Binomial Probability Distribution

To understand binomial distributions and binomial probability, it helps to understand binomial experiments and some associated notation; so we cover those topics first.

Binomial Experiment

A binomial experiment (also known as a Bernoulli trial) is a statistical experiment that has the following properties:

  • The experiment consists of n repeated trials.
  • Each trial can result in just two possible outcomes. We call one of these outcomes a success and the other, a failure.
  • The probability of success, denoted by P, is the same on every trial.
  • The trials are independent; that is, the outcome on one trial does not affect the outcome on other trials.

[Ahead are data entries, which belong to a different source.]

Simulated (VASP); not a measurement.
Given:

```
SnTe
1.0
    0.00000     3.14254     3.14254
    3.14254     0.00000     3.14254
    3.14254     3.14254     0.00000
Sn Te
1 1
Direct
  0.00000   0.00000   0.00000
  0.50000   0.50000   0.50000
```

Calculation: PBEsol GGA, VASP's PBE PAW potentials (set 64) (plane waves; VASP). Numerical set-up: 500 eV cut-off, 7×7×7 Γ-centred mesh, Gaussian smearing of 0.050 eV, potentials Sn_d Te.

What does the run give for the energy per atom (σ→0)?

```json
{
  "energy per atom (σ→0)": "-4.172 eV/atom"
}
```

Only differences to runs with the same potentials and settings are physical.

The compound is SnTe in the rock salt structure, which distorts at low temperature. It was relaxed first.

Consider the following statistical experiment. You flip a coin 2 times and count the number of times the coin lands on heads. This is a binomial experiment because:

  • The experiment consists of repeated trials. We flip a coin 2 times.
  • Each trial can result in just two possible outcomes - heads or tails.
  • The probability of success is constant - 0.5 on every trial.
  • The trials are independent; that is, getting heads on one trial does not affect whether we get heads on other trials.

Notation

The following notation is helpful, when we talk about binomial probability.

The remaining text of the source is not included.